A Mustache On The Mona Lisa

It’s Foodie Friday, and I want to relate an experience I had the other night while dining out. It got me thinking about some dumb things folks in the food business do and how any of us in business can be smarter than they seem to have been. I went to get a burger at a local bar that serves excellent food.

The Mona Lisa (or La Joconde, La Gioconda).

(Photo credit: Wikipedia)

They grind the burgers themselves out of a combination of several cuts of beef and they cook it nicely. It’s perfectly seasoned and is served on a bun that absorbs the juices without falling apart. I order mine with bacon and a runny fried egg (why not have breakfast with your burger?) but they offer many other options. It’s a work of art: the Mona Lisa of burgers.

When the burger came the other night, I asked the server for some mayo to dress the bun. They used to serve a lovely house-made truffle aioli but the menu has changed and now it’s just mayo. What I got was a handful of packets of mayo. You know – the shelf-stable, room temperature stuff you’d get tossed in your bag at a deli for your take-out sandwich. I was shocked and felt like whoever made the decision to serve their condiments as if we were in a concession line someplace was disrespecting the customer, not to mention their own product. They had put a mustache on the Mona Lisa.

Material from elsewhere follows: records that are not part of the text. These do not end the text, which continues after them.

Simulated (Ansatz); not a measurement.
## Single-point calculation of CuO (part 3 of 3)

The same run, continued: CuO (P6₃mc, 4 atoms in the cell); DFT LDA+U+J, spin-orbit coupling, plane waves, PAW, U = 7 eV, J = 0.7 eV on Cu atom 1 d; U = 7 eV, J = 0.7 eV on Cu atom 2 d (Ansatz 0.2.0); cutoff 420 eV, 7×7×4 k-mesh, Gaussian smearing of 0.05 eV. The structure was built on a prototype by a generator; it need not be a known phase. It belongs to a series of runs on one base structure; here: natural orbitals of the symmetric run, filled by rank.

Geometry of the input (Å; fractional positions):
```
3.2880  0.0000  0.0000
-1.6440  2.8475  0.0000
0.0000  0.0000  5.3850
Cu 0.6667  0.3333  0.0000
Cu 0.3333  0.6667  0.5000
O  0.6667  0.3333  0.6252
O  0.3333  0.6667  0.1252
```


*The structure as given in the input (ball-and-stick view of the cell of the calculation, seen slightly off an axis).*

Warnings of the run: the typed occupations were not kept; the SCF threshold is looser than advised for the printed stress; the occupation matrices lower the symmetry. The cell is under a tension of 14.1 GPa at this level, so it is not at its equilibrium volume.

It got me thinking. How could these people compromise the excellence of their product by doing something so silly? Then again, we see plenty of examples of this. Ever notice a water bottle that claims to contain “gluten-free” or “non-GMO” water? It’s another example of a business showing their customers disrespect. You assume we’re too dumb to know that water couldn’t possibly contain those things. I’m sure you’ve seen ads for “hormone-free” chicken. Well, yeah – the law prohibits the use of hormones. It’s fake transparency or worse because it shows a contempt for the customer’s lack of knowledge.

Do I think the bar serving me a packet of mayo is as bad as misleading labeling? No, but both actions come from the same place, one we all need to avoid in business. We need to honor our products and services but first and foremost, we need to honor our customers. I get that this is probably nothing more than a cost-saving measure, but I’m also sure there is mayo in the walk-in and putting a spoonful into a little cup may cost a few cents but is more in line with both the quality of the product and the customer’s expectations. Make sense?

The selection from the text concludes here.